0xPolygonMiden / miden-vm

STARK-based virtual machine
MIT License
618 stars 156 forks source link

Performance of current decorator representation #1497

Open bitwalker opened 5 days ago

bitwalker commented 5 days ago

Issue

While investigating 0xPolygonMiden/compiler#317, I discovered via flamegraph analysis that up to 30% of program runtime was being spent just droping vectors used to store decorators.

The conditions in which this occurs are:

The issue was noticed in our test suite, prior to the change in this repo to allocating Librarys in Arc, and cloning those rather than the actual Library. Even though the compiler was caching instances of Library and only cloning it (similar to what is now done in next), we observed the excessive time spent in drop_in_place.

Impact

However, even though the recent changes in next makes this a non-issue for miden-stdlib (and I believe miden-base, not sure if that library is also allocated with 'static lifetime), for the time being, it will affect any other library, even if allocated via Arc. The use of Arc does mean that clones are cheap and don't require dropping, however the actual Library still gets dropped when all of its referencing Arcs are dropped. In one-shot compiler-like scenarios, this is a small difference, and the time spent dropping the data will still impact user-perceived execution time of the compiler/assembler and executor.

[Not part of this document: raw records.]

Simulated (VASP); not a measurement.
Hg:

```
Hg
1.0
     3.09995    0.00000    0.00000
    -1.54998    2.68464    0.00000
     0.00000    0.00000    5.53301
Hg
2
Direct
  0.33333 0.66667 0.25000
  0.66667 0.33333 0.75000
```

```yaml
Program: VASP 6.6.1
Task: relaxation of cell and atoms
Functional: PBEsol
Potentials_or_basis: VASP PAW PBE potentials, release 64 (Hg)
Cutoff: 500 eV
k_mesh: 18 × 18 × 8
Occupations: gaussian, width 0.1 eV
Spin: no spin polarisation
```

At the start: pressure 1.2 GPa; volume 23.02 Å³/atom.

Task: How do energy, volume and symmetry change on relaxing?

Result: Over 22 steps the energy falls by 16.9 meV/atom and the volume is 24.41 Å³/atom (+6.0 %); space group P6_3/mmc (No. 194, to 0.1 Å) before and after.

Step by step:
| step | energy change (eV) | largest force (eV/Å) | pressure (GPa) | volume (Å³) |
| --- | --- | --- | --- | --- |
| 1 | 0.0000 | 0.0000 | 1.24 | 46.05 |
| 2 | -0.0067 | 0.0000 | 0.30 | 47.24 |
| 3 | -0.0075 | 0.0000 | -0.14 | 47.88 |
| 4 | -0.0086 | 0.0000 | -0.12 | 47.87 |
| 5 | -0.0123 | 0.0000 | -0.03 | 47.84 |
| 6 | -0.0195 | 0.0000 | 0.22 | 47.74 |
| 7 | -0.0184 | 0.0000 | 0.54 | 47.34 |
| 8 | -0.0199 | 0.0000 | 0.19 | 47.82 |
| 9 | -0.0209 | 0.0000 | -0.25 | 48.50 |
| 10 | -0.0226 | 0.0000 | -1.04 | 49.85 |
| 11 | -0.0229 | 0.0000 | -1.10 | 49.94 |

The compiler is also planning to switch to a rustup-like toolchain management approach to the libraries and tools it uses, which means that there will be no benefit to the miden-stdlib strategy of caching the Library allocations in a static. All libraries, regardless of whether they are fundamental or user-defined, will be treated the same, so this affects all programs, not just a subset.

Background

NOTE: The way decorators are managed was recently changed in next, but it may actually make the problem worse rather than better, as we now have two Vec for decorators (to partition before and after decorators), rather than just one.

As mentioned above, the problem is that every MastNode must be dropped individually when dropping a MastForest. If each MastNode also has two Vec, both vectors must be dropped as well, if they are non-empty, which is rarely the case when debug info is enabled.

More generally though, any heap-allocated type stored in a MastNode would present a similar issue. Vec is particularly bad because all of the elements must be dropped as well, but it's less about that, and more about the amount of drop glue that is executed when a MastForest is dropped - it ends up being a lot.

As programs grow in size, this problem becomes more egregious too - each new function adds anywhere from 10s to hundreds of nodes, so the growth in time spent dropping things is superlinear.

Proposed Solution

Various refactorings of decorators and MAST are still ongoing, some of which may address this issue. However, I have a specific proposal that I'd like to make that I think would also tie into those changes, so rather than wait to see what happens, I wanted to outline one option here, so it can be considered while looking at the totality of other changes being made.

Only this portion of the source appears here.